What the association applauded was the Feb. 13 passage of the omnibus spending package that includes a provision that prohibits the U.S. Department of Treasury from finalizing a rule that would allow banks to enter the real estate business in the fashion that they have entered the securities and insurance industries.
According to the association, banking conglomerates have been seeking permission to sell and manage real estate via a rule proposed before the Federal Reserve Board and the Treasury. The association’s position, however, is that the proposed rule is contrary to what Congress intended when it passed the 1999 Gramm-Leach-Bliley Act.
The budget provision, which was introduced at the behest of U.S. Rep. Anne Northup, R-Ky., specifically precludes the Treasury Department from using any funds to implement the rule for the remainder of fiscal 2003, which concludes Sept. 30.
The association termed the provision’s adoption as “a major victory for Realtors, consumers and communities everywhere” and further said it was a “testament to the sustained, proactive grassroots activities of local Realtors.”
The association also reports that it is supporting new legislation that would permanently prohibit big banks from entering the real estate business. The measure, which the association says is co-sponsored by 175 members of the House and 10 senators, is called the Community Choice in Real Estate Act (HR 111 and S 98).

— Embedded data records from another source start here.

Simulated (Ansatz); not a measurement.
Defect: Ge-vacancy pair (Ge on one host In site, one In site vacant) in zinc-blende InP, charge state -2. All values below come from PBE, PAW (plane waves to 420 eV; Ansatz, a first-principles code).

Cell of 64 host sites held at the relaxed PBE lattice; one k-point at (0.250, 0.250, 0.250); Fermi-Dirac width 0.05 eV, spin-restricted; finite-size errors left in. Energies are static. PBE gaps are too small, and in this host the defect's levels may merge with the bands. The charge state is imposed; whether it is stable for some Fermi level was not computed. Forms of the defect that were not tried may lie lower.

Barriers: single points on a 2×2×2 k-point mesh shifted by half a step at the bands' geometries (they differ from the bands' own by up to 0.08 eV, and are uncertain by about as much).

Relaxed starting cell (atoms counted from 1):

Introducing the measure on Jan. 7 was a bipartisan set of sponsors: Reps. Ken Calvert, R-Calif., Paul E. Kanjorski, D-Pa., and Sens. Richard Shelby, R-Ala., Wayne Allard, R-Colo., and Hillary Clinton, D-N.Y. A similar bill died in the previous Congress.
The association’s former president, Mark Edwards, said that the Feb. 13 votes by the House and Senate “send a clear and strong message to the Treasury that Congress never intended to mix banking and commerce. Both houses of Congress have spoken and officially declared their intent to keep banks out of real estate. We are hopeful that Treasury will deny the rule. We continue to believe that the banks cannot obtain through regulation that which they obviously cannot get through legislation.”
The association’s current president, Cathy Whatley, said the organization is grateful to Congress and hundreds and thousands of Realtors whose support made the Feb. 13 victory possible. “We expect momentum for the stand-alone bill to grow even stronger,” she said, “as Realtors continue their regularly scheduled visits with their congressional delegates.”
She indicated that the association believes congressional support will mount for keeping banking separate from real estate sales and management. She sees that support growing in light of recent renewed accounting scandals along with gathering allegations that firewalls between differing banking activities have been violated.
Association spokespersons say a chorus of consumer, community and small business advocates also have voiced support for the Community Choice in Real Estate Act. Their concern is that if banking conglomerates succeed in taking over local real estate businesses, home buyers and sellers would have fewer choices and would face higher loan fees and reduced customer service.
“Housing continues to be the leading sector of our economy,” Whatley added. “Approximately 68 percent of new growth in our gross national product last year was housing-related.
“We’re thrilled that Congress agrees that America as a nation simply cannot afford to allow big banks to take over the real estate business, which has been the leading pillar of our economy.”